Understanding the term “securities market” is essential for anyone looking to invest their money, as well as for those interested in the broader workings of the economy. Read ahead to get to know what this concept means!
What Is A Securities Market?
Simply put, a securities market is a general term used to describe a marketplace where securities are traded.
Such markets facilitate capital raising for companies and governments, while also providing investors with a means to earn returns through capital gains or income generated by the securities.
What You Need To Know About The Securities Market
The securities market includes both organized exchanges and over-the-counter markets, where brokers and dealers trade securities directly.
There are three primary types of securities:
- Equity securities. This category represents stocks and shares. When you purchase equity securities, you become a part-owner of the company.
- Debt securities. These financial instruments are also called fixed-income securities, or simply bonds. When you buy bonds, you are essentially lending money to the issuer, such as a corporation or government entity, in exchange for regular interest payments.
- Derivative securities. These financial contracts derive their value from underlying assets and enable investors to speculate on their value without having to actually own them. Some examples of derivatives include futures, options, and swaps.

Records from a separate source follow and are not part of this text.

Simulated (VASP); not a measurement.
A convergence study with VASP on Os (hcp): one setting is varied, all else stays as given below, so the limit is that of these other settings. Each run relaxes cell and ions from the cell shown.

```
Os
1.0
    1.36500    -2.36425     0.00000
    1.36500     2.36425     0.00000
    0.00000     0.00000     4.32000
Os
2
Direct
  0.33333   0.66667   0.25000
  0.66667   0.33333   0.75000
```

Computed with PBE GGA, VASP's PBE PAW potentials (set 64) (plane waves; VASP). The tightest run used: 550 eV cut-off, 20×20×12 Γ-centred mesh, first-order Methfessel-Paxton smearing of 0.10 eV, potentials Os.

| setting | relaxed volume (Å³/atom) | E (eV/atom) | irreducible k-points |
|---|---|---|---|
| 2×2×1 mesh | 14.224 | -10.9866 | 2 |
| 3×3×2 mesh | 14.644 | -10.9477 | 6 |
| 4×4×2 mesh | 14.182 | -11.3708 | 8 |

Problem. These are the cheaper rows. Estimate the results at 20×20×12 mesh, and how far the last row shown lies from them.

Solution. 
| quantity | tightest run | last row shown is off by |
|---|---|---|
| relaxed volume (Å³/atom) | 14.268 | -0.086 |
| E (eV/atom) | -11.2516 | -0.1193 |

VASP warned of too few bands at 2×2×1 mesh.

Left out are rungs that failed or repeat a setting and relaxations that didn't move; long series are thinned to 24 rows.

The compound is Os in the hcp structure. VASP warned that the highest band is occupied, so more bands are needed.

The securities market definition is typically divided into two parts:
- Primary markets. The primary securities market is where companies issue new financial instruments and offer them to users for the first time through initial public offerings (IPOs). The issuers set the terms and price of the securities, and collect the proceeds from their sale without any intermediaries.
- Secondary markets. This is where the securities are offered for sale for at least the second time and where most trading activity takes place. The prices here are determined by supply and demand.
Overall, the securities market is a complex and dynamic concept in the global financial system, and while investing in it can be risky, it also has the potential to yield significant returns.